Badagry is one of the Nigerian towns patronized by tourists from everywhere. AJIBOLA AMZAT visited the tourist town recently. He writes about the three major museums located in the town.
BADAGRY in Lagos state is a tourist town with a frightening past. Several tourist sites that dot the landscape of Badagry are full of relics of slave trade that lasted for centuries. Some of the relics now preserved in the three museums within the town are the attraction that draws tourists from everywhere to Badagry.

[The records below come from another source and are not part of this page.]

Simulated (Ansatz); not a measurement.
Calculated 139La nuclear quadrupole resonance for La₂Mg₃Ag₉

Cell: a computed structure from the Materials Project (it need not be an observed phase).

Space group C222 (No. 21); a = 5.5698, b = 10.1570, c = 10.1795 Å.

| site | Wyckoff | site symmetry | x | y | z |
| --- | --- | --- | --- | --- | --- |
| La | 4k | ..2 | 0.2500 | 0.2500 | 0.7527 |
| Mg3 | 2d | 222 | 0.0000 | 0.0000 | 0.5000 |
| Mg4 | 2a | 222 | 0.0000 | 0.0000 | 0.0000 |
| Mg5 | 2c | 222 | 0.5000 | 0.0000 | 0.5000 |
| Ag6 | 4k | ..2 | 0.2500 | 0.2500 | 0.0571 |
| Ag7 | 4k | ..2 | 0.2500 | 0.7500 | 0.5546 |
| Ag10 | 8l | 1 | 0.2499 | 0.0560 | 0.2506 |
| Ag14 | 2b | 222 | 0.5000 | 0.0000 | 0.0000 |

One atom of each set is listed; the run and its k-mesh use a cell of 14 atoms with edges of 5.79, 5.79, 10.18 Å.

There is Seriki Faremi Williams Abass Slave Museum which was declared a national monument in 2003 by the National Commission for Museum and Monument (NCMM), then the Mobee slave Relics Museum and the Badagry Heritage Museum. The first two museums located on Marina road, Boekho Quarters are privately owned while the government of Lagos State owns the third one. Each of these museum houses items such as neck chains, leg manacles, padlocks, water basin, branding knifes and other tools used by slave traders while their business lasted. Images of slaves in different positions of deprivation and punishment adorn the wall of the museums, each having the capacity to take tourists back to the tragic past of Badagry. From this town, millions of natives captured from different parts of Nigerian were sold to the Portuguese and Europeans that came in number between sixteen and eighteen centuries.
Seriki Abass, the man whom the first museum is named after was a local slave merchant who later inherited a barracoon (cell room) from his foreign collaborators. On a good day the small cell, the size of a toilet room are regularly filled with forty slaves at a time. Slaves were kept in this cubicle pending the market day when they would be sold off like heifers to slave merchants from the New World. The merchants came from France, England, Brazil, Spain, Portugal and other places to get their supply.
As explained by the tour officer of the museum, Stephen Olaniyan, slaves traded at Vlekete slave market in Posukoh Quarters would later be led into this tiny cell room where they would be kept for about three months pending the arrival of ship that would take them to the New World. There were several baracoons then, but only the one belonging to Seriki Abass are still preserved for tourism purpose. It is an irony of history that the burial place of Chief Abass also looks like a baracoon where his slaves were kept.
The other museum, Mobee Original Slave Relics Museum is managed by Mobee family. High Chief Sunbu Mobee, head of Boekoh Quarters was also major slave dealer. The man was later to play active role in the eradication of slave trade in Badagry. The museum boasts of keeping original relics of the slave trade, and the family is proud to show off their collections to tourists – for a fee. Inside the one-room museum, there were neck chains used to lock a herd of slaves, the padlock used to lock the mouth of troublesome ones, manacles for legs, handcuffs for child slave and the big basin was their drinking container. A small cannon was displayed on the table. According to the tour guide, Ezekiel Viavonu, the cannon was used to announce the arrival of a ship from the high seas and also used to warn natives to stay indoor at night. “Any freeborn caught during the curfew was sold into slavery. That was the law then,” Said Viavonu.
Badagry Heritage Museum is a lot bigger than the other two. The building is the former district office of colonial administrators in Nigeria built in 1863. Lagos State Waterfront and Tourism Development Corporation now manages the museum. Of the three museums, it is the only one that displays written documents about the trans-Atlantic Slave trade that gave Badagry its prominence. Today, the three museums constitute part of the attraction that drives tourist traffic to Badagry.